Wednesday, November 2, 2011

What Look For Fire nsurance

When you buy home insurance, it typically protects against fire in addition to other threats such as water damage and theft. Home fire insurance is typically not needed if you have a standard home insurance policy. However, if you own a business premise or public building—particularly one at high risk of fire, such as a restaurant—it’s a good idea to buy additional fire insurance to make sure you’re covered in event of a fire.

Standard fire insurance covers your property and its contents comprehensively against damage caused to your property by fire and smoke. However, the exact terms of coverage vary depending on your policy, and if you run a business with particular risk of fire, a standard property insurance policy may not be enough. Here are a few things to look for when shopping for standard fire insurance.

Look into the extra features. Don’t assume anything is covered under your policy. Insurance companies often offer extras on an a-la-carte basis, so you can add on extra coverage for different considerations. Features that may not be included in a standard fire insurance policy include legal protection, equipment if it’s particularly costly and kept in a high-risk area, damage caused to merchandise and costs incurred from employee injury, and old-for-new cover—where damaged equipment is replaced with new equipment at current market value prices. Extra coverage will cost more, but it may be worth the price.

Learn about their claims procedure. Some companies send out representatives and require extensive paperwork to pay out on a claim. Others will simply deal with your claim by phone. Find out what the standard procedure is for filing claims and inspecting property before you sign up with a fire insurance carrier.

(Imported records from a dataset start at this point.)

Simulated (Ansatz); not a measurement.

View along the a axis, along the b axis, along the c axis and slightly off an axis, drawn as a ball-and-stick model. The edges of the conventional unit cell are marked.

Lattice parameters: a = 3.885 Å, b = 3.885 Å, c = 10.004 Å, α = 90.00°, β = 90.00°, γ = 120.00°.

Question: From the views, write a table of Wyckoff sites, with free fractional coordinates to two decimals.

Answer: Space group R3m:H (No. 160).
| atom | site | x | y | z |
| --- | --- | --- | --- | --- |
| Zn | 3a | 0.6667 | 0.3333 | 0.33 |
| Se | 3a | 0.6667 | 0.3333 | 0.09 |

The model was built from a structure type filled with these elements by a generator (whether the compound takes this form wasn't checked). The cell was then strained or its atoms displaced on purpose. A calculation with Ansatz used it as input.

Find out how you can save. Nearly every insurance company offers incentives for certain commitments and installments you make that improve the fire safety of your building. Your fire insurance carrier may offer discounts if you install a fire sprinkler system or train your employees in fire and property loss prevention tactics. You can also save by increasing the amount of excess, or the amount you have to pay yourself before your coverage activates, on your policy.

Compare costs. Not every policy is created equally. More expensive policies typically include more extras, but may not—it’s worth reading the fine print. There’s no substitute for going online or calling around to get a range of different quotes and comparing cost and coverage of different policies.

Fire insurance is a good idea for commercial and public properties, particularly those at high risk of fire. Look into standard fire insurance policies from a variety of companies. Take into account what’s covered and what isn’t, and take stock of your property to determine your needs. Never assume anything is included in the policy without checking first, and compare coverage and pricing from a variety of different companies before settling on one. Ideally, your fire insurance policy will be there when you need it—and not a financial burden when you don’t.